Journals
For most of my adult life I have kept a journal. In the archives at the University of Wisconsin-Stout I have placed almost 50 years of day and reading/study journals and I have sworn Elizabeth that when I die she must deliver to the archives the latest four to six volumes that I have written over the past several years. The longer I live, of course, the more journals there will be for her to deposit, but I prepare for all contingencies. Even before I became an official scholar, by which of course I mean publishing articles in scholarly journals, I had begun to keep day/reading journals that accompanied me everywhere and into which I recorded my progress through any number of days, books and thoughts. My journals have taken various iterations: news reporters’ stenographic pads, soft covered bright colored notebooks, tiny clothbound lined books. I recall an assortment of large heavy blue accounting volumes that I think I kept in a variety of suitably sized Manbags. I was younger then and I never traveled light. I have in the past dozen (or more) years taken to writing in black moleskin books with pages lined in graph style. I learned this manner when I was in France in the late 1970s.
Why do I keep them? What are journals meant to record? Tucked away in several boxes in the archives and inaccessible until 2035 no one will be able to read them. And why should they? In my unreadable handwriting much of them will be indecipherable and besides, I am but a poor wayfaring stranger wandering on academic footpaths; I am not, to be honest, truly worthy of much further study. Few read my books now, so why should they then? Nonetheless, I remain horrified that someone will actually read the preserved journals after I die. Nonetheless, I am horrified that no one will read the preserved journals after I die.
I suppose writers maintain journals as a means of keeping open the floodgates of the imagination, and into these volumes they put observations and ideas that occur to them as they move through their days. I read once that James Joyce as he walked through the streets of Paris would stop frequently and place notes on pieces of paper (this before the era of post-it notes) that he then shoved into some type of notebook. I think Philip Roth had file cabinets filled with his notebooks from which he drew for the materials of his novels. Other people’s published journals appear regularly in the book reviews. Did their authors know that this would be the ultimate destiny of their work? Is this for what they had hoped when they began in earnest to keep them?

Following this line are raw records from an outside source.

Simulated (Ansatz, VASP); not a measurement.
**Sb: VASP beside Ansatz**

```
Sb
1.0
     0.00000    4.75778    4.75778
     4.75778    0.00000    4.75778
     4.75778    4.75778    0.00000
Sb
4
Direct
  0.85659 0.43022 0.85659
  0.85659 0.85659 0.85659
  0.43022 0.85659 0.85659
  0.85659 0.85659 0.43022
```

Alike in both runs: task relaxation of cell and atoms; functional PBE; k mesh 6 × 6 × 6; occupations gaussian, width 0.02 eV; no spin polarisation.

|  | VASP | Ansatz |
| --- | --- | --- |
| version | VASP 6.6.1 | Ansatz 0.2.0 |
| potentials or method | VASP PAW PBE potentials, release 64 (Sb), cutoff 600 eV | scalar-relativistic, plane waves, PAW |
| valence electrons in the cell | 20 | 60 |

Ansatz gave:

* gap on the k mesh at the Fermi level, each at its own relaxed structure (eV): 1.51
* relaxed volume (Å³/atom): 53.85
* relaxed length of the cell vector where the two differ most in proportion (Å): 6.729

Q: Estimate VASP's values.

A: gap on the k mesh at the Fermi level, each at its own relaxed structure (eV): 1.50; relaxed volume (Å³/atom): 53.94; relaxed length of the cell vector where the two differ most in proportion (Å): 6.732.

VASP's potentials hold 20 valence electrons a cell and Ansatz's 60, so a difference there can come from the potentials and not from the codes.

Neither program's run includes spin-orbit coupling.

Journals have had impact on my reading practices: without a journal near to hand and my pens ever ready to record an interesting quote from the book or an idea from my mind, reading seems a distraction from serious work, like television reading becomes a means to engage in inactivity. Reading must be strenuous and worthy of journal writing. An active reading demands at ready hand the notebook and journal. I do not travel lightly, and I have walked miles retrieving the contemporary journal from a different room than the one in which I am about to transform a careless reading into an active one. I write in the journal.
But in fact, in the absence of a system to catalogue my entries I don’t have any organized means to find anything in any one journal. Of the journals still in my possession and not in the archives I occasionally read in them. Often, I am surprised by what I have written and recorded; often I am even impressed by the insights I have placed there, but unless these entries have immediate purpose in what I am writing or intend to write immediately, I am certain I would rarely find them again. Sometimes the blog is where I can immortalize a thought, but those postings remain a contingent enterprise: I have to find an idea at the right moment that the soil is ready to seed.
People write in their journals materials from their personal lives. I do. These entries serve as exorcism, as explanation and sometimes as expletive. These entries serve private, personal motives, but placed in the journal I wonder for whom are they ultimately preserved? Doesn’t this preservation already determine the vocabulary, the style, the intent? In Russell Banks’s novel, Foregone, legendary documentary film-maker, Leonard Fife, demands absolute darkness as he narrates the lies by which he has constructed his life and enabled the mythology that has developed around him to grow. He is talking to his wife, Emma, who doesn’t really want to hear the truth and begs Fife to stop talking in the darkened room before the camera and let her leave the room, but Fife needs absolution and insists that she sit, Freud-like, where she cannot be seen because were he to see her he would be unable to tell the truth. This comment from my journal: “Fife can only tell the truth in the dark: if he sees anyone’s face, if he answers the documentary maker’s questions, he will lie and maintain the mythology that has built up around him. He says, ‘I can’t see with all the light’”. He demands darkness so that he see! Perhaps, then, one can imagine that writing in the journal is speaking in the darkness but then it would be necessary to destroy the volumes when they are filled; preserved, the journals remain to be read by others and that preservation colors the writing and distorts the truth into something else: into lies.